Walking On The Moon

Walking on the moon F R A G M E N T S    O F    T H E    D A W N

 

 

Sindiwe Magona Walking on the moon
Writer Sindiwe Magona traces the steps that still have to be taken to reach a new South Africa.

I looked at her. It should have been obvious to any fool that the woman was nearer 70 than 60. But Mamtolwana had not been able to draw her old-age pension. What should have been a simple process was beyond her ability and luck. When she applied for her pass, years and years ago, she’d nodded her head when the clerk told her she was 20 years old. According to that estimate she was now a 50-year-old spring chicken.

The same woman swallowed her teeth. She told me the story herself. She had been eating mealie. She bit off some of the cob and swallowed. Then she bit again, but nothing came off the cob. She tried once more... Realizing something was amiss she quickly ran to a neighbour’s house where, she knew, there was a cracked piece of mirror. Her gaping mouth stared right back at her.

That was a long time ago. So many years she has lost count. The hardened gums testify to the time she has endured the hardship. She has no sense of shame, laughing out loud, those bare, pink gums showing. She never thought of getting false teeth. No sane person spends her life thinking that one day she may actually possess the moon.

Ndiphila ngecebo likaThixo. I live by the mercy of God.’ That is what Mamtolwana said when I asked her what she did for food and other daily needs. That day, 27 April 1994, she had voted for the first time in her life.

I close my eyes and try to see her fighting for the right to false teeth – and for the right to electricity in her home, the right to water in her house. And the picture refuses to be born in my mind. Why would she fight for things when she does not know she has a right to them? Why would she fight when rights are not in her recollection of things she knows, things she does, things people like her do? How can she do something that is so completely foreign to her? And do it with ease?

And that is what I fear. The steps you have to take to avail yourself of the opportunity the new South Africa promises all its people, simple as they appear to be, may be too much for people who have no memory of ever walking them.

For democracy to flourish the prerequisite is vigilance. In the new South Africa those who have the political skills and knowledge are mesmerized by the new order, too busy forgiving wrongdoers who have no names, forgiving them sins that have been acknowledged but not atoned for.

Good will alone is never enough. Once upon a time each of the free countries of Africa also stood on the threshold of a great future – full of hope, the vision bright as the morning star. Why then are people fleeing countries that have been drinking from the fountain of freedom for decades and coming to an infant democracy in South Africa?
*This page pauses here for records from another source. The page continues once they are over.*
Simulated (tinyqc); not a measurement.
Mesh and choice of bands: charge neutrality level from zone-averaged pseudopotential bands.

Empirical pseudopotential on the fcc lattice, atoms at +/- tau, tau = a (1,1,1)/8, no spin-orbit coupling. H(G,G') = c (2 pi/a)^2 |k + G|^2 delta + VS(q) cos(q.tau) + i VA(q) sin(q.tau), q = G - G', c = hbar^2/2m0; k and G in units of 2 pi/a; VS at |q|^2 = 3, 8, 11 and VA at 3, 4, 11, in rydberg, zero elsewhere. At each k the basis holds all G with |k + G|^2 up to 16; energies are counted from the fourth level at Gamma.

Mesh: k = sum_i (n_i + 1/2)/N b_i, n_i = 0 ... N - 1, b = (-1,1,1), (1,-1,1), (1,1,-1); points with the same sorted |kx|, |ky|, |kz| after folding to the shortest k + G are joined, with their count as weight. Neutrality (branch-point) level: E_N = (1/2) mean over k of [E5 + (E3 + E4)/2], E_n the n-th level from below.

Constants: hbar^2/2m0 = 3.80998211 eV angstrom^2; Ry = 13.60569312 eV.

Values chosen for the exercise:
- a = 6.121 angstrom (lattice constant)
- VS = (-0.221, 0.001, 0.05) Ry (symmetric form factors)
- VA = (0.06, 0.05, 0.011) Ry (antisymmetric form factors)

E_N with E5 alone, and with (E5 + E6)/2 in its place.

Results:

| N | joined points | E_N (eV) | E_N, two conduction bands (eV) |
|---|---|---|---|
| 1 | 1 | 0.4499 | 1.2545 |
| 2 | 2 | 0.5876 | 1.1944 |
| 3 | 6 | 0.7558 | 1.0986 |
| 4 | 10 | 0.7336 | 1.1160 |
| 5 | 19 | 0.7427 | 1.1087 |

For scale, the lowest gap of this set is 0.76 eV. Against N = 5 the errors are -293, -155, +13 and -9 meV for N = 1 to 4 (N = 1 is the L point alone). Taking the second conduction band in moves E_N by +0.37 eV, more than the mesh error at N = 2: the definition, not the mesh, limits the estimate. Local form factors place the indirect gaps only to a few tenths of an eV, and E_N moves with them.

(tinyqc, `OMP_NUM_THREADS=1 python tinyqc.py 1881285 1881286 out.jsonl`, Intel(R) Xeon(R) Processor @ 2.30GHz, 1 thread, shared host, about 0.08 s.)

We are people who name a child after a significant event around her birth. One born during a drought might be named Nombalela; she who came at a time of war, Nomfazwe. And the belief is that the predominant characteristic at the time of birth will be a major influence in her life. The new South Africa, let us remember, came into being as mass killings eclipsed the African sun from the skies of Rwanda.

In April last year when I thought of the meaning of the new order I wondered how, with apartheid gone, we would account for our failures. Whom or what would we blame? The effects of the deliberate dwarfing of a people will not be overcome overnight. All the new order brings, all it can bring, is but the franchise. Real change in the way we live our lives will take a generation. It could take longer.

No people can be propelled forward without their active engagement. The deeper the hole in which one is sunk the greater the effort that has to be expended to extricate oneself. The people of South Africa need to hear that call often and loudly. Show the people the road they must travel. Remove the hobbles from their bound feet. Watch them run!

Sindiwe Magona is a South African writer now living in New York. Her collected short stories and her autobiography Forced To Grow are published by The Women’s Press in Britain.